ISME lashes out at 'intelligent' printers that ramp up ink costs
A body representing Irish businesses has criticised the introduction of a new generation of "intelligent" printers which maximise usage profits for the manufacturer to the detriment of the user, labelling their deployment as being "anti competitive".
The intelligent "chipped" printers and copiers which have recently been brought to market by well-known manufacturers like Hewlett Packard, Lexmark and Epsom are designed specifically to prevent users refilling cartridges, a factor which will cost companies €1,000 more per year per 10 employees according to a print specialist. This amounts to €5,000 for a staff of 50 or €10,000 for 100 users.
"Not only is this practice anti competitive but it's also working against the environment given that refilling existing cartridges is far more eco friendly," says Mark Fielding of the Irish Small and Medium Enterprises Association (ISME).
"I would advise businesses to check first when buying a printer or copier to see whether it contains this function or not. If businesses have complaints they can contact us -- if there are enough complaints we will see if we can take further action."

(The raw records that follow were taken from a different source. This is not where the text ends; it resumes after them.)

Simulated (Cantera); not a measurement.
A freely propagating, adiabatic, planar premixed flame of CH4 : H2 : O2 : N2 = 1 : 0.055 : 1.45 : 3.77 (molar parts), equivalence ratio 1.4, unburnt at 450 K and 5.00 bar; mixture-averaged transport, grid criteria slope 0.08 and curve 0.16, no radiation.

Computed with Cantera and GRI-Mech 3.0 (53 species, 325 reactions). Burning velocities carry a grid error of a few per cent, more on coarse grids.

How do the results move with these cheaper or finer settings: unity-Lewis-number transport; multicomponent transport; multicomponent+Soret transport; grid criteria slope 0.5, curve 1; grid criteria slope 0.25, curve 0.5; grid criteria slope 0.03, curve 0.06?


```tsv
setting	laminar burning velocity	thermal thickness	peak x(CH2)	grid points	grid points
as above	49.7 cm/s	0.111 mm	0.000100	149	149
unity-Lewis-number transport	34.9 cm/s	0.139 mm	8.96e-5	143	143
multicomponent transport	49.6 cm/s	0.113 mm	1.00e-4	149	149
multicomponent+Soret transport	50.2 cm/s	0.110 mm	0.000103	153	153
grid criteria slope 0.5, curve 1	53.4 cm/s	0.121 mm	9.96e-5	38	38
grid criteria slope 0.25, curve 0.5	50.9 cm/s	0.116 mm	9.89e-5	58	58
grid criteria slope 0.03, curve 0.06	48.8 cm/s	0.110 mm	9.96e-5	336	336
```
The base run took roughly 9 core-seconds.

The new intelligent printers and copiers have already caused consternation and litigation in the US and Britain because they "read" what print ink or toner is being used and prevent the device from working if the cartridges are refilled -- a standard practice which costs 90pc less than buying new cartridges each time. Some models also prevent the use of new cartridges other than those recommended by the manufacturer which are usually among the most expensive.
Linking themselves to the internet, the printers also "spy" on their users by registering ink consumption and printer use habits and reporting back to the manufacturer via the internet.
Stephen Tracey, who runs The Cartridge Shop, one of the country's largest printer supply chains, says the new breed of machines are just the latest step in a war that has raged for 20 years.
"You'll find that after a few months someone will come up with a way to bypass the software to allow cheaper cartridges to be accepted. Eventually they'll find a way of reintroducing refill ink. But the latest machines are craftier again.
"The user gets a message on his computer to 'update' his or her printer software and a new version of the blocker is downloaded and kicks in. They say that printer ink is a more expensive commodity by weight than gold or fine champagne.
"That may be down to the manufacturers who are now selling printers for €29 when a refill costs €49. The ink is where they make the money."
Tracey estimates that an average small company employing five people will use €100 per month buying new cartridges but just €10 per month using refills -- the more usual choice of businesses.
A specialist in the print sector, who did not want to be named, said that some chains have already figured out how to circumvent the new range of chipped printers by fooling the machines into thinking the cartridges are continuously almost empty.
Traditionally copy and printer companies have claimed that forcing users to buy their own ink cartridges is necessary for the best running of the printer. While ink distributors say there is a small element of truth in this, they point to such machines which have run happily for years using far cheaper 'unofficial' inks and toners.